Why does it matter? Certainly privacy and security concerns have become more prominent as more of our personal information is stored online and cyber-criminals have become much more sophisticated. The Act, however, raises two significant points beyond privacy concerns, namely:

1. Digital assets as defined in the Act are recognized as property “with a corresponding right to own, manage and conserve in much the same manner as with real or tangible personal property.”

2. The Act applies to agents, fiduciaries, personal representatives of an estate and court-appointed guardians or conservators.

Understanding the Implications

Any information stored on a computer or other digital device (i.e., smartphone, tablet, e-book reader), content uploaded to a website, and any other “rights in digital property,” are now all considered as much a part of a person’s estate as a house or investments.

Digital assets need to be incorporated into estate planning just as one must plan for transferring ownership to their home, or how money or other personal assets will be distributed on their death. Failure to do so could mean that any information in such digital accounts may remain inaccessible to those responsible for distributing the assets of an estate, and thus inaccessible to family members and other beneficiaries.

Many Terms of Service or “user agreements” have provisions that could make the service inaccessible to others upon the death of the user. The RUFADAA provides that if a user’s estate planning documents, such as a will or trust agreement, specifically grants a fiduciary the power to access such digital assets, we’ve been told that such permission typically overrules the Terms of Service Agreement.

Even if a fiduciary or personal representative is allowed access, however, there are still rules governing the degree of access allowed. It should also be stated that under the Act, authority to access a digital asset is not to be construed as authority to make transactions with the underlying asset (such as money in a bank account).

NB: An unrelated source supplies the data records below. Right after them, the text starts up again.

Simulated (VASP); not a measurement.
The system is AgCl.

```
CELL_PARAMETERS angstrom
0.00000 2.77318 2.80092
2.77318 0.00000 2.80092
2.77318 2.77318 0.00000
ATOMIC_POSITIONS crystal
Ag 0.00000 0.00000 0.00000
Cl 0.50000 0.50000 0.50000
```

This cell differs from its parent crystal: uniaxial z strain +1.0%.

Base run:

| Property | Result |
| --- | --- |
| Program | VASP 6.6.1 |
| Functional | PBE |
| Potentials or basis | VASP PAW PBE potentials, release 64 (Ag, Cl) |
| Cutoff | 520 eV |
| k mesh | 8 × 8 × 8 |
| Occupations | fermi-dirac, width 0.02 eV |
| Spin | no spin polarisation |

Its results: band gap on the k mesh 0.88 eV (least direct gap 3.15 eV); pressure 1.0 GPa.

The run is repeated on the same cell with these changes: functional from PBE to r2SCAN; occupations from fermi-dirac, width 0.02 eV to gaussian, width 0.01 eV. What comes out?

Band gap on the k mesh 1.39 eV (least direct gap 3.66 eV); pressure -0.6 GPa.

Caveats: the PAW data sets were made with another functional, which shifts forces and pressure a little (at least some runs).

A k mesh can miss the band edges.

Planning for Digital Assets

More and more digital assets are becoming an important part of estates for both financial and sentimental reasons. It is worth taking time to consider what digital assets you have, and what your intentions are for those assets. Here are some steps to help you get started:

  • Take an inventory of your digital assets. Keep a master list of such assets, including the name of the asset or provider (bank, Facebook, Google, etc.) and the username and/or password associated with it. Protect the list!
  • Make a note next to each asset in the list, or at least give some thought to which assets you want to grant third-party access and which you would rather keep private.
  • Consider speaking with an attorney about making revisions to your estate planning documents to account for pertinent digital assets.
  • Make a plan for storing the access information. You may consider bringing them together in a digital vault like the one we make available to our clients. Regardless of how you keep track of them, make sure the people appointed under a power of attorney, last will and testament, and other estate planning documents know which digital assets they are to access and how.

This  quip from comedian Jim Gaffigan proves more relevant with every upload or share on social media: “We used to have boxes of photos in our closets; now it’s just old computers.”